The Character Funnel is a signature feature of Dungeon Crawl Classics, a scenario specifically designed for Zero Level Player Characters in which initially, a player is expected to roll up three or four Level Zero characters and have them play through a generally nasty, deadly adventure, which surviving will prove a challenge. Those that do survive receive enough Experience Points to advance to First Level and gain all of the advantages of their Class. Creating such Zero Level Player Characters is the point of the first article, ‘Radioactive Wasters’. For this, each player rolls four sets of attributes, birth augers, and lucky rolls as normal for the Dungeon Crawl Classics Roleplaying Game, but then rolls for Occupation, Race, and Random Equipment for each Zero Level character. So the Player Character might end up being a Biker with a Length of Chain and a Leather Jacket as his equipment, wandering around the post-apocalyptic world of Umerica, equipped with an insulated thermos, a cast Dutch oven, and a citronella candle. He can also be Human, Elf, Dwarf, Halfling, Mutant, or Robot, although this is optional, and the Game Master will need access to Crawling Under A Broken Moon Fanzine Issue No. 2 for details of the Mutant character Class. Apart from perhaps wanting a bigger table of equipment, ‘Radioactive Wasters’ does exactly what it supposed do, which is to provide the means to provide Player Characters suitable for the Character Funnel and provide background details for Player Characters in the setting in general.

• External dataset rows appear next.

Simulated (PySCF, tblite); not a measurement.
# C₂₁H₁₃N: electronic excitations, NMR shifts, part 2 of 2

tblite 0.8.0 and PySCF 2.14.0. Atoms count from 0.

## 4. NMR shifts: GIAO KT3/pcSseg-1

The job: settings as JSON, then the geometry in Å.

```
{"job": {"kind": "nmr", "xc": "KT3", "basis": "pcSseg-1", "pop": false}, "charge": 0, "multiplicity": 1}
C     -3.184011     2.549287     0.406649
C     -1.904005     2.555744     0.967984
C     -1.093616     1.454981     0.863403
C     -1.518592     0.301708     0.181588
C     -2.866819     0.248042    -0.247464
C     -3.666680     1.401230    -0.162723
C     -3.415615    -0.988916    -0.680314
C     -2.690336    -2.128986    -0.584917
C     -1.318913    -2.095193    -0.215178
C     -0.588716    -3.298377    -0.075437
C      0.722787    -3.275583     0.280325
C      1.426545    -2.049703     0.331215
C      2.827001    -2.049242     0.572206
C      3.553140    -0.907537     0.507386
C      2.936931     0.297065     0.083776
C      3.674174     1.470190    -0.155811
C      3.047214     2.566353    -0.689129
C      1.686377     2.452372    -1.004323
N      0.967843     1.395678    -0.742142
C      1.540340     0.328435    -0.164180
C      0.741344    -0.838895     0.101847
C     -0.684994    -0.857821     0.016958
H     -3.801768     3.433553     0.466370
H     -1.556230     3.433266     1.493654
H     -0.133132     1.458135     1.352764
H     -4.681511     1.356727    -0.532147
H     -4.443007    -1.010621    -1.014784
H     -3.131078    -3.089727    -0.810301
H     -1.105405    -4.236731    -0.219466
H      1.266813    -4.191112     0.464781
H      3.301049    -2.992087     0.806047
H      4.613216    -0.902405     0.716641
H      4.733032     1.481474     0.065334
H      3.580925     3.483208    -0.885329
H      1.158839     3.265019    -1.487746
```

The second entry in Crawling Under A Broken Moon Fanzine Issue No. 3 is much longer. The Mall Maul’, as its title suggests, is a scenario set in that most classic of post-apocalyptic American settings—the mall. After all, think of the films, Logan’s Run, which is filmed in the Apparel Mart at the Dallas Market Center, and George A. Romero’s Dawn of the Dead, where the survivors hole up in a shopping mall following a zombie uprising. The mundane setting of the scenario means that it feels not too dissimilar to that of ‘Rite of Passage’, the scenario found in Gamma World, Second Edition. The background to ‘The Mall Maul’ is that the inhabitants of the village of Neuqua finds themselves in a desperate situation. Due to a mixture of bad decisions and bad weather, the village lacks the sufficient resources to pay tribute it owes to a nearby settlement. With nowhere else to go, its leaders suggest that they turn to the one last place they have not yet scavenged, but have to date been warned against venturing into and nobody has ever returned from exploring—a nearby ancient mall.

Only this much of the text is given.